Again, this is not true because of what I said above. What you can say is that if $|y-a|<\delta$ then $|f(y)-L|<\epsilon$.

Also notice that you have not used the fact that $a \neq 0$. This will have to be used somewhere, because $f(x)$ is in fact continuous at $0$.

What you now have is an irrational number $x$ in a $\delta$-neighborhood of $a$, which tells you $|L|<\epsilon$. You also have a rational number $y$ in the same $\delta$-neighborhood of $a$, which tells you $|y-L|<\epsilon$. Intuitively, the first inequality tells you that $L$ is close to $0$, and the second tells you that $L$ is close to $y$ which is close to $a \neq 0$.

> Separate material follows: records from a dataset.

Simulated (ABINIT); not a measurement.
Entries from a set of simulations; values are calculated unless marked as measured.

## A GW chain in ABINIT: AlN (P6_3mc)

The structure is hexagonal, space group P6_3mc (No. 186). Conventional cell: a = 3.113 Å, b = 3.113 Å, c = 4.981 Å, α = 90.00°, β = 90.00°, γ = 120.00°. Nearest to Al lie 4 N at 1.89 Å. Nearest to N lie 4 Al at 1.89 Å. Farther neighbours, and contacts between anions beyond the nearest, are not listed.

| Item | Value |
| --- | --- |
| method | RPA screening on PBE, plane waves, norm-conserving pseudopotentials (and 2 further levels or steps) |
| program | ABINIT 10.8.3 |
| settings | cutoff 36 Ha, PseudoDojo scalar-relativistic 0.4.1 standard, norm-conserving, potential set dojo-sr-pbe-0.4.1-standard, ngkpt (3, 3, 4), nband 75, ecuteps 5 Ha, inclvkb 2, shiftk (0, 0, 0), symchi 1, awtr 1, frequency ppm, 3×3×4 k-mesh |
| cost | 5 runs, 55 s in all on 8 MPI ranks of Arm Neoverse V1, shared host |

To make this intuition rigorous, notice that for every $\epsilon>0$, we can find such a $\delta$-neighborhood and an irrational $x$ in that neighborhood which tells us $|L|<\epsilon$. The fact that $|L|<\epsilon$ for every positive $\epsilon$ implies $L=0$.

Now we can use $L=0$ in the other inequality. For every $\epsilon>0$, we can find a $\delta$-neighborhood and a rational $y$ in that delta neighborhood which tells us $|y-L|<\epsilon$, i.e., $|y|<\epsilon$. Then $|a|=|a-y+y| \leq |a-y|+|y|<\delta+\epsilon$. I claim we can always choose $\delta$ so that it is smaller than $\epsilon$ (taking a smaller interval around $a$ will never hurt), so $|a|<2\epsilon$. But this is true for every positive $\epsilon$, so $a=0$. There is the contradiction.